Anonymous Feature Schema (f0-f11)
The dataset uses 12 anonymous numeric features normalized to 0-1:
| Feature | Correlations | In Model |
|---|
f0 | Independent (base) | Yes (importance 0.20) |
f1 | Independent (base) | Yes (importance 0.18) |
f2 | 0.3 x f0 + 0.7 x random | Yes (importance 0.17) |
f3 | 0.4 x f1 + 0.6 x random | Yes (importance 0.16) |
f4 | Independent | Yes (importance 0.15) |
f5 | Independent | Yes (importance 0.14) |
f6-f11 | Various | No (available for feature engineering) |
Decision Framework
| p-value Range | Decision | Action |
|---|
| < 0.01 | Strong significance | Roll out treatment to 100% of traffic |
| 0.01 — 0.05 | Significant | Roll out treatment, monitor closely |
| 0.05 — 0.10 | Marginal | Continue experiment, collect more data |
| > 0.10 | Not significant | No evidence of uplift — consider stopping |
What to Look For
- Binary treatment decision: The Recommend API returns either one ad (treatment) or nothing (control). The
experimentGroup field tells you which.
- Deterministic assignment: The same customer always falls into the same group via hash — no contamination between groups.
- Statistical significance: With ~1000 per group and 3.5% vs 2.0% conversion rates, the z-test produces p < 0.05 (significant at 95% confidence).
- Minimal entity graph: Only 1 offer, 1 channel, 1 creative. This is intentional — the focus is on the uplift math, not the decisioning pipeline.
- computeUplift() function: The underlying computation is in
src/lib/experimentation/uplift.ts and can be called directly in code.

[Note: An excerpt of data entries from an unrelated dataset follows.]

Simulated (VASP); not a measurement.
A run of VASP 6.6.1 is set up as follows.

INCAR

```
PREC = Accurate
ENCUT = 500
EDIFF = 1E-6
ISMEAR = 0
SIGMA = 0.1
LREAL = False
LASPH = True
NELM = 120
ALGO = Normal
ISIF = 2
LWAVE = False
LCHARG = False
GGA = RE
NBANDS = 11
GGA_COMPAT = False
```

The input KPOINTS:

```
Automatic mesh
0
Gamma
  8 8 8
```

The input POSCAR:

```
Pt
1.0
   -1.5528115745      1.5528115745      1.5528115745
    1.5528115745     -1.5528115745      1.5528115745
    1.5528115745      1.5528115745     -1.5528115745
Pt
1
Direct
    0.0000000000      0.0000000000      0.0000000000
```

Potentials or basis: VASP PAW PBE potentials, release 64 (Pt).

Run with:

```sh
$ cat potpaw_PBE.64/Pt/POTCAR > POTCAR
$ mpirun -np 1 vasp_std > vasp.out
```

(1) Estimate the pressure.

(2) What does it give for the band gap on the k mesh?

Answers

Criteo vs Starbucks — When to Use Which
| Aspect | Criteo Uplift | Starbucks |
|---|
| Focus | Uplift measurement & z-test | Full decisioning pipeline |
| Offers | 1 | 10 |
| Channels | 1 | 4 |
| Qualification Rules | 0 | 2 |
| Contact Policies | 0 | 2 |
| Models | 2 (treatment/control) | 3 (scorecard/bayesian/bandit) |
| Experiment Type | 50/50 (pure uplift) | 80/20 (champion/challenger) |
| Best For | Testing statistical significance engine | Testing end-to-end NBA pipeline |